After graduate school, Welch joined General Electric as a junior engineer in Pittsfield, Massachusetts. Frustrated by the company's bureaucracy, Welch quit a year later. He saw little room for advancement at GE. His boss, Reuben Gutoff, recognized Welch's talent, and talked him into staying. Gutoff even promised Welch that he would provide him a more entrepreneurial work environment, although supported with all the resources of a corporate giant.

As Welch climbed the corporate ladder, he was convinced that even a huge corporation like GE could remain nimble. By 1967, Welch was among the rising young stars in the GE plastics division. He kept the small company mentality close to heart and would later lead the charge to erase the big company malaise that could stifle ideas and action. In his early years, he helped GE Plastics explode from a $28 million after-thought into a billion dollar business.

Welch moved through several different divisions as he progressed. Eventually, at age 42, he moved to the corporate headquarters in Fairfield, Connecticut, when he was named one of three vice-chairmen. After a fierce competition for the top spot, Welch was named chairman in 1981, the youngest CEO ever appointed at GE. "I think I'm the most happy man in America today," Welch told Thomas C. Hayes of The New York Times, "and I'm certainly the most fortunate."

Welch attracted controversy almost immediately. He was much different than his predecessor, the British gentleman Reginald H. Jones. Welch was brash and told managers that if they did not move quickly enough, he would "kick ass." The new leader was obsessed with turning GE into a flexible, lean business that ranked first or second in every industry in which it did business.

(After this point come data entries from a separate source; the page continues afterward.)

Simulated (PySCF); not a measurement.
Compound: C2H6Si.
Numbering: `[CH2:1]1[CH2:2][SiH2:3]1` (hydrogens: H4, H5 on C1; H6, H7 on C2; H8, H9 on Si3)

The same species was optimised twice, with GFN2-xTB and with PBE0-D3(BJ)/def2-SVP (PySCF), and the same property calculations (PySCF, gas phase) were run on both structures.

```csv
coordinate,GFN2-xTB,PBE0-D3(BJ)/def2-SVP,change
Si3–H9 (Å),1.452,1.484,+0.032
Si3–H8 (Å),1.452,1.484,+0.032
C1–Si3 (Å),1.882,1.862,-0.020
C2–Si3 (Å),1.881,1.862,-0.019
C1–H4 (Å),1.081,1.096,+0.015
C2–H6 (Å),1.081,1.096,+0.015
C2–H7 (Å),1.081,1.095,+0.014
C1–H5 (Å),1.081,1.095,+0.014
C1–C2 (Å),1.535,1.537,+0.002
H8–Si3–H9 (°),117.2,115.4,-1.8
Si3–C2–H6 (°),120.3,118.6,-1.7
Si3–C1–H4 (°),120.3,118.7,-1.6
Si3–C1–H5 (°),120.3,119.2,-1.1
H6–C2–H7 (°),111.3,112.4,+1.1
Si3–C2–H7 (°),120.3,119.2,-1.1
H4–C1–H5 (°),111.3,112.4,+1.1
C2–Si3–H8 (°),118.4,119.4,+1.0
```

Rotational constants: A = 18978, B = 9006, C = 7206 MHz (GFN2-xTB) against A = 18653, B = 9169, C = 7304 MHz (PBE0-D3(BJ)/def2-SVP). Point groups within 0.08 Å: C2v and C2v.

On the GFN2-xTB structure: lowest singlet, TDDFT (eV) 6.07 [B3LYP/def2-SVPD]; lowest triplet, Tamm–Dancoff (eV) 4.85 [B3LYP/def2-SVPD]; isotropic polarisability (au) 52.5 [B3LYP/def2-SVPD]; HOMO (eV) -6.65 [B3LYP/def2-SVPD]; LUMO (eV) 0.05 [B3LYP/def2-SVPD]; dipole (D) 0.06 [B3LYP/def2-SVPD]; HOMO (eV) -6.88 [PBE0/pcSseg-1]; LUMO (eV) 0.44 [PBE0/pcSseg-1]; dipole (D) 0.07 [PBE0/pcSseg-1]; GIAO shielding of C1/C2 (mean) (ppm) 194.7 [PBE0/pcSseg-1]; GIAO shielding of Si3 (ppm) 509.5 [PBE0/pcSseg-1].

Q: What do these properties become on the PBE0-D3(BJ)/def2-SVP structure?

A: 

An early spotlight was thrust on Welch when GE purchased RCA, the parent company of NBC, in late 1985 for $6.3 billion in cash. At the time, it was the largest corporate acquisition in history and brought RCA back into the family. GE had founded RCA in 1919, but had to sell the subsidiary in 1933 because of antitrust threats. After the initial euphoria surrounding the deal wore off, Welch realized that NBC was losing $150 million a year, despite dominating prime time television and news rating. Welch set high financial goals for NBC and turned the business around by cutting costs and replacing unhappy network executives. By 1997, after more than a decade of Welch's cajoling, NBC became the undisputed leader of network television. GE transformed NBC into a profitable company that still provided high quality.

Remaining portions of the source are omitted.